This is precisely why I’m such a huge advocate of advisors finding niches and specializations. The distinction between the two is important. A specialization typically connotes some kind of subject matter expertise. Mine was variable annuities with living benefit riders. By contrast, a niche is about serving a particular group of clients exhibiting a particular need, and applying a service or solution to solve that need.

Your niche might be in serving airline pilots who need to navigate their airline pension system or executives at a corporation that need to know how to handle their firm’s unique executive compensation package. Or maybe you’re working with recent widows and widowers, or new retirees.

This matters because whether it’s a niche or a specialization, you become more referable when you have one. If I meet someone I wouldn’t have to say, “Hi, I’m Michael. I’m a financial advisor,” which usually would prompt the person to take a couple of steps back. Instead, after exchanging the requisite pleasantries, I could say, “I advise recent widows and widowers on how to put their lives back together after a tragic loss,” or, “I work with people who are charitably inclined and want to leave a bequest to charity after they pass but don’t want to undermine their current retirement plan while they’re still alive.”

These are niches and specializations that define really specific needs or problems. And if you have that problem or you know someone with that problem, guess who’s instantly going to come to mind?

The caveat for newer advisors is that building a niche often takes up to three years. That’s partly why I also advocate for mini-specializations. Practice management guru Philip Palaveev wrote about this strategy in his recent book G2: Building the Next Generation. Among its insights is that if you really want more credibility, especially as a young advisor, don’t try to figure out how to play golf or socialize with your clients. Rather, start by simply being an absolute expert in something that matters to them.

When you shrink the domain of what you need to learn on a specific topic, you really can become an expert in a relatively short amount of time. Be awesome at it — both to establish yourself in your own advisory firm and get credibility with clients as a younger advisor.

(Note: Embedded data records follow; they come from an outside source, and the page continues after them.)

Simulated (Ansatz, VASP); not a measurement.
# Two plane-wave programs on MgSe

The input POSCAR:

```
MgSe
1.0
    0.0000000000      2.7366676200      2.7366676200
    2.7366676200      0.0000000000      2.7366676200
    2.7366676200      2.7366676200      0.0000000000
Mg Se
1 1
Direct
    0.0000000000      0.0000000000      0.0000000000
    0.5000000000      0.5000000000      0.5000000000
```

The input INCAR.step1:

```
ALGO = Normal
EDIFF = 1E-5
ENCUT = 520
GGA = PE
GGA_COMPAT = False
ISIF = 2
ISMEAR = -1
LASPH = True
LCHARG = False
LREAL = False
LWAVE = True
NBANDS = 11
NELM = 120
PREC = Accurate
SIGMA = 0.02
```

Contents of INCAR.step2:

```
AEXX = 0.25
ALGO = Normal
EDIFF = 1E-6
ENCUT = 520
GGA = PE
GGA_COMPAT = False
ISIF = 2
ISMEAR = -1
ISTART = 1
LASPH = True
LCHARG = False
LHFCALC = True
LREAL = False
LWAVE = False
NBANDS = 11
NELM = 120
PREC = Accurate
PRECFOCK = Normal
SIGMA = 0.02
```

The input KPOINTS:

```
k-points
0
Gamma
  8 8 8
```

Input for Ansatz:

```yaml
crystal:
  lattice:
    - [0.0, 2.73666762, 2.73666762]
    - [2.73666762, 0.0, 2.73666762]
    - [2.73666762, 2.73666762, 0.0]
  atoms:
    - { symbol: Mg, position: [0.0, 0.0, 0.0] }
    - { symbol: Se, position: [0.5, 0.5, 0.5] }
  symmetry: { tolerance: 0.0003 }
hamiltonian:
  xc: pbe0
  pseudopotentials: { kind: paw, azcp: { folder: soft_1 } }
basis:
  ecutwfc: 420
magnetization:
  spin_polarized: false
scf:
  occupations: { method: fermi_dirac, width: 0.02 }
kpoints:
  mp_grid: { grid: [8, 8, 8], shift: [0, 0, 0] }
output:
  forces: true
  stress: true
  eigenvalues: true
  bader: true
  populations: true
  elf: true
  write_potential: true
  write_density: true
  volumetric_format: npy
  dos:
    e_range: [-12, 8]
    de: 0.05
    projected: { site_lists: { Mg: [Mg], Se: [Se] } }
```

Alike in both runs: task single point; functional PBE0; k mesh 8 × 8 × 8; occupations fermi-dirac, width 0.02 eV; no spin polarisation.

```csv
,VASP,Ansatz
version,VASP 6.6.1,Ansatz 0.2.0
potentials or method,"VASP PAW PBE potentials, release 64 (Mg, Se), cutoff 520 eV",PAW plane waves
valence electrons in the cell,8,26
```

Clients are allowed to write off all the travel expenses of their trip if they can prove it’s related to business.
A row of passenger aircraft line up ahead of take off from London Heathrow airport in London, U.K., on Friday, Oct. 7, 2016. Europe's busiest hub is stepping up its pitch for a new runway with a much-delayed U.K. government decision on where to locate additional flight capacity for southern England likely to announced in the coming weeks. Photographer: Simon Dawson/Bloomberg
Simon Dawson/Bloomberg

GOING TO MARKET
Just because you’ve formed some kind of mini-specialization doesn’t mean you’re suddenly the go-to authority. That takes applying an effective marketing strategy to your specialized skill set. Luckily, if you know exactly who it is you’re trying to serve, you can make really targeted marketing plans to reach them.

As I wrote recently, when you have a niche in a particular profession — architecture, for example — you can immediately focus your marketing. Write articles for the architect trade publications. Get interviewed on an architect’s podcast. Join the architect association and volunteer. Find opportunities to speak at architect conferences.

Now, one of the challenges with specializations is that there may actually be a number of advisors who could potentially serve your target clientele. That’s why it’s doubly important to get your name out there. Publish a website or a blog — a little virtual office on the internet that makes it possible for others to find their way to you and this specialized expertise that you have.

Say you’re a budding expert in charitable remainder unitrusts, or CRUTs. Define for your reader what CRUTs are, how they work, the history of CRUTs and why they should use CRUTs and not CRATs. Explore how new tax law changes impact CRUTs, and how CRUTs compare to alternatives like donor-advised funds. Simply put, your goal is to ensure that when someone googles a question around CRUTs, your website shows up. And if your website projects an air of quality and professionalism — the kind where a prospect might say, “Wow, this advisor really knows what he or she is talking about, this is really professional, I need more help, I think this is who I’m going to call” — then you’re well on your way.

Bear in mind that for most advisors starting out, your website isn’t going to become the definitive source overnight. Developing credibility and optimizing for search engine ranking takes time. But you have to build a foundation first — and populating your blog or website with meaningful content is that first step.

From there, you need to get the word out. I’d encourage you to check out Michael Hyatt’s book Platform, which is all about how to begin what he calls “narrowcasting” your specialization to get noticed in a crowded, noisy world. Few of us will ever be on television reaching millions of people, but any of us can create our own platform that narrowcasts our expertise to our target market.

This usually means building an email list using software like MailChimp; creating social media accounts on places like Twitter, LinkedIn and Facebook where you share out your content and expertise; writing relevant articles in trade journals; and becoming a go-to source. You may even start connecting media to your blog posts about angles they may have missed in any reporting related to your specialization.

These are important foundational steps for several reasons. Even if someone hears about your specialization or sees your presentation and is duly impressed, they’re probably not going to hand over their life savings or make a massive irrevocable gift to a charitable trust based on one interaction or one recommendation. They’re going to check you out. They’re going to vet your expertise. They’re going to see if you’re credible. And in that critical moment, your website has to be ready for them.

From there, you can get more targeted going outbound. Take all that information you’ve written on your website about CRUTs, for example, and turn it into a presentation that you can offer to local CPA societies and estate planning councils. You might then even publish an e-book or a physical book on CRUTs — in far less time than you may think and at a fairly modest cost. Now you’re a recognized author and a proven authority in your area of specialization.

Bottom line, the deeper you go with the mini-specialization or niche, the easier it will become to market your expertise to people who might do business with you.